In early 2015, my mom came to visit me in Toronto (after a chat with her at Christmas where I told her I didn’t think she was having enough fun in her life). She was a nurse on an Indigenous Reserve for over 20 years two weeks on, two weeks off (in Northern Manitoba). I told her it seemed like she came home and drank with her partner and didn’t come home in between shifts to “live her life”. I asked her what happened to the yoga and belly dancing she used to love doing. Or why don’t you hang out with your kids and grandkids more? Why don’t you come visit me?
In January of 2015, she called me to tell me that I was right (of course – haha) and that she had plenty of Air miles so she was going to visit. I was so happy. We had a great time in March of that year. I’ll never forget this trip because it was the last time I saw her healthy. In October of that year, we found out she had stage four lymphoma. I flew back to Winnipeg with my two kids while I was newly pregnant in October, November, December and then again in March of 2016 right as she was passing.
While I was pregnant, while my mom was dying, I also had the 100 day cough. I was a mess! My mom died on March 8th, 2016 – International Women’s day. Women! She left four strong daughters behind. She was such a good mom before she met that man and her lessons from our young childhood live on within us.
In June 2016, after the baby was born, I felt compelled to get my website re-done. To re-brand myself. There was definitely this feeling like “it’s now or never”, “why do you always stop going for your dreams?” As opposed to just nutrition, I incorporated EAT MORE VEG, SWEAT and don’t forget to BREATHE on my blog/site. This included nutrition tips, fitness tips and mindfulness tips. Anything related to these three components with the basis of helping and battling mental illness. A bonus component is SLEEP – if you aren’t sleeping, you aren’t accomplishing anything. 😉
I have been blogging once a month ever since with the goal of doing more speaking engagements/lunch and learns, and eventually writing a book.

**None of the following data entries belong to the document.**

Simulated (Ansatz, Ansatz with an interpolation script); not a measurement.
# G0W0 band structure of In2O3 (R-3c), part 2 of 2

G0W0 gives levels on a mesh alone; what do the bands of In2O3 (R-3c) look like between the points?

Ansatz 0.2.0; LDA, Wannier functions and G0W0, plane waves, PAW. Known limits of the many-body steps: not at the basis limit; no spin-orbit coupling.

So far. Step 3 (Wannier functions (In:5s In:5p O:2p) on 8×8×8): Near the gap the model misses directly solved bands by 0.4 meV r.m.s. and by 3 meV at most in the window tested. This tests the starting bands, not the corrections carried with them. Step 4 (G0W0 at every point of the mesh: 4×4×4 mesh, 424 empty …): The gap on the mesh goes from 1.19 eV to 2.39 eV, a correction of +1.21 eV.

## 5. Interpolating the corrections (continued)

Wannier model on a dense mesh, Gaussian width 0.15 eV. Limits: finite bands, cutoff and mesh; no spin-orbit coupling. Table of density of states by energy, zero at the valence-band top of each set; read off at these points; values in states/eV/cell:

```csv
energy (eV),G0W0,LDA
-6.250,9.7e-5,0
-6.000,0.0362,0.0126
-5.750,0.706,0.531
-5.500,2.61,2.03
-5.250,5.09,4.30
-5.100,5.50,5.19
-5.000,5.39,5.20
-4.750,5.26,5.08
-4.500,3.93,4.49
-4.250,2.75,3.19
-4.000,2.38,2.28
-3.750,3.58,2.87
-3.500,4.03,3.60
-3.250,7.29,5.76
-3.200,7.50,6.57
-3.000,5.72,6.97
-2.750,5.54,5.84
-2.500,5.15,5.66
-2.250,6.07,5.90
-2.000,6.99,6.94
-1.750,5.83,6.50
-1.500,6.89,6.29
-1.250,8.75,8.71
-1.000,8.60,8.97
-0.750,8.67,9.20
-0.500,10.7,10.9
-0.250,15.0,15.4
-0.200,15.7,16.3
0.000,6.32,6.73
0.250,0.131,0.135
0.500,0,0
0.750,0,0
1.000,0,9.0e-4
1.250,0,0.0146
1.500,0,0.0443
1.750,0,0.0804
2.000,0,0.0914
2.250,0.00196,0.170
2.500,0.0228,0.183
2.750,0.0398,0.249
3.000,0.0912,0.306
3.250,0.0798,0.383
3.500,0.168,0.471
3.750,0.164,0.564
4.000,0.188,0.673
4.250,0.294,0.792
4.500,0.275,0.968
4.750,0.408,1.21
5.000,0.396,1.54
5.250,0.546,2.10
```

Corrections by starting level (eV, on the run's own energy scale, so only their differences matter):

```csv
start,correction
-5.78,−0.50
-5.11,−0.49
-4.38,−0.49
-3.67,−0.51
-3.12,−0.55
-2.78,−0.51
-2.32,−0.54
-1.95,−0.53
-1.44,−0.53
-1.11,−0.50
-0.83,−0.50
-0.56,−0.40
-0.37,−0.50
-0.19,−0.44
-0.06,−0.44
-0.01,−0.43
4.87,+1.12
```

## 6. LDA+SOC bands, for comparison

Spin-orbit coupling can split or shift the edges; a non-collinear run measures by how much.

In early 2017, I randomly met someone I already met, but couldn’t figure out from where. We chatted at a play place while I was with my kids and I learned that she is a soul coach, Reiki master and channels people’s spirit guides and guardian angels to help people move forward and find their best selves. It turned out that her spouse was a close friend of my friend’s and I had met her a couple times. Her name is Jayaleigh and she has helped me tremendously in the last year. I did a karmic core pattern reading with her in June of 2017. Then I completed my Reiki I, II and III by December 2017.
This brings me to June 2018, where I am being mentored to launch myself into this new life chapter. I can’t help it. I could never relate to knowing what my true calling was, because I had too many interests. Now I see that I can no longer live in my old ways of thinking and doing. I’m bursting from the seams and need to follow this path. It is clear I am meant to be doing work with energy and to help people look within to find self-love. I have learned that I come from generations and generations of healers. As I write this story, I am acknowledging how powerful it is. My energy experiences can help those looking for similar energy movements!
I feel that my mom passing away was her way out of the dark relationship she was in. It was her soul’s way of breaking that connection. I feel my mom around way more than I did when she was alive (at least in her last 20 years). She is definitely at peace and helping us all from the other side. Thank you mom. I am now ready to do what I was meant to do.